This blog has relocated to https://coolbutuseless.github.ioand associated packages are now hosted at https://github.com/coolbutuseless.

29 April 2018

mikefc

r64 - a c64/6502 assembler in R

Rationale

  • Who doesn’t want a compiler for a 1 MHz 8-bit computer with 16 colours and a max resolution of 320x200?
  • A 6502 assembler in R will allow for preparing/calculating data in R and then incorporating directly into the assembly code. e.g.
    • creating character sets
    • computing animation paths

Features

General features

  • Basic syntax only. Similar to TASS64 syntax.
  • Settable program counter
    • e.g. * = $0801
  • Defined variables
    • e.g. border = $d020
  • Low/High byte extraction from symbol (similar to TASS)
    • e.g. lda #<routine will store the low byte of the address of symbol routine in the A register

For integration with R

  • .rtext directive to include an R string as text data
  • .rbyte directive to include an R integer vector as bytes
  • {...} to delimit code to be evaluated at run time to manipulate labels and variables e.g. lda {border + 1}

Installation

r64 depends on a lot of tidyverse packages as well as the minilexer package (for splitting the c64 asm code into tokens).

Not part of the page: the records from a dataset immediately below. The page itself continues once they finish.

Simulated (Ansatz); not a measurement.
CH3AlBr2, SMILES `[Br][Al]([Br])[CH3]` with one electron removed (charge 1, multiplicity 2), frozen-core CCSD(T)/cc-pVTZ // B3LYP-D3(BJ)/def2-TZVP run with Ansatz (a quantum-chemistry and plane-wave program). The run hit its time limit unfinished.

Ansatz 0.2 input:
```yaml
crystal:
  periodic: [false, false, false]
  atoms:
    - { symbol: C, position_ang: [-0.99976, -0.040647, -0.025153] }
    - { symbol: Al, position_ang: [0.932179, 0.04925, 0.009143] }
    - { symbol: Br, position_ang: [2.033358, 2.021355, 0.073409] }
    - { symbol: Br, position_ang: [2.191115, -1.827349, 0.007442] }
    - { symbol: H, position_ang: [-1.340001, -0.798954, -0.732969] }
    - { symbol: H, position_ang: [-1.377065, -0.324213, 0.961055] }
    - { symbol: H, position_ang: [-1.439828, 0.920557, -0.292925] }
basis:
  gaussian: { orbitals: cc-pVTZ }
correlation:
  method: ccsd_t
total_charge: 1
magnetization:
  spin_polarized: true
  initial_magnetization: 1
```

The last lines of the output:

devtools::install_github('coolbutuseless/minilexer') # for lexing the 6502 assembly into tokens
devtools::install_github('coolbutuseless/r64')

A simple 6502 program

The following c64/6502 ASM code will clear the screen and then write Hello #rstats! at the top

asm <- '
*=$0801
  .byte $0c, $08, $0a, $00, $9e, $20  ; 10 SYS 2080
  .byte $32, $30, $38, $30, $00, $00
  .byte $00

*=$0820
      lda #$93        ; Clear the screen
      jsr $ffd2

      ldx #$00        ; initialise the offset pointer into our message
loop  lda message,x   ; load a character and write it to screen 
      and #$3f        ; Manually place chars on screen
      sta $0400,x
      inx
      cpx #$0e
      bne loop

      rts

message
    .text "Hello #rstats!"
'

Compile the program and run it using VICE

prg_df       <- r64::compile(asm)
prg_filename <- tempfile()
r64::save_prg(prg_df, prg_filename)
# system(paste("/usr/local/opt/vice/x64.app/Contents/MacOS/x64", prg_filename), wait=FALSE)
helloworld output

helloworld output

Output from animation using a custom character set

custom charset

custom charset

Breakdown of assembly process

The compiler makes a few passes through the data to resolve symbol values.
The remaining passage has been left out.